But I’m now worried that my own work has stressed that element too much. And this whole idea that every purchase that you make is a vote, and that every purchase that you make has a ripple effect, and that we all must be responsible and ethical consumers. Well, I agree with that, but at the same time there is a pressure on all of us to be pure, to be morally pure, to think that we’re really going to change the world by what we buy and...it gets really hard to be pure. It’s complicated. Well, should I be buying organic or local or should I… What should I do?

The pressure is on us and I think that what we buy can make a difference and that we are responsible and that we do have an obligation. But I think that changing the world by what you buy is only going to go so far. And it only works to a point. And after that point I think it is delusion that as consumers we are going to change that system fundamentally or we are going to change the world.

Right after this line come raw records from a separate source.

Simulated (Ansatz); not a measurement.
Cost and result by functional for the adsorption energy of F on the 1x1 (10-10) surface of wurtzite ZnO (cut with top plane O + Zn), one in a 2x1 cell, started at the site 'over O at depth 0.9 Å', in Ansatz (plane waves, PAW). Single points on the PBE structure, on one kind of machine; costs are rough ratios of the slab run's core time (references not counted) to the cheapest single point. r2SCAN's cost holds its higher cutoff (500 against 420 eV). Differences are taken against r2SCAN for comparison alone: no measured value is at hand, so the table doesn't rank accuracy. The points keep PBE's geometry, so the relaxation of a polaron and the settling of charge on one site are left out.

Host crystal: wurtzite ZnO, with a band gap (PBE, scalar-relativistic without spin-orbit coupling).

Missing from the discourse, missing from the dialog over the last twenty-five years have been a couple of other phrases. One of them is “corporate responsibility” and the other one is “collective responsibility.” And I stand here honestly saying that I’m not pure, my purchases are not ideal, and maybe some of you in this room are pure but it’s hard to be pure in this country in the year 2006. But ultimately the problems that...I’ve tried to outline are not due to individual faults. They’re really not. They have been caused by big systems. Systems of belief, systems of production, systems of making a profit. And without looking at them from a systemic approach there is no possibility of meaningful change...what we do as consumers isn’t going to make a profound difference. And I think we cannot allow this movement surrounding ethical eating to focus only on our personal responsibility and on consumer power.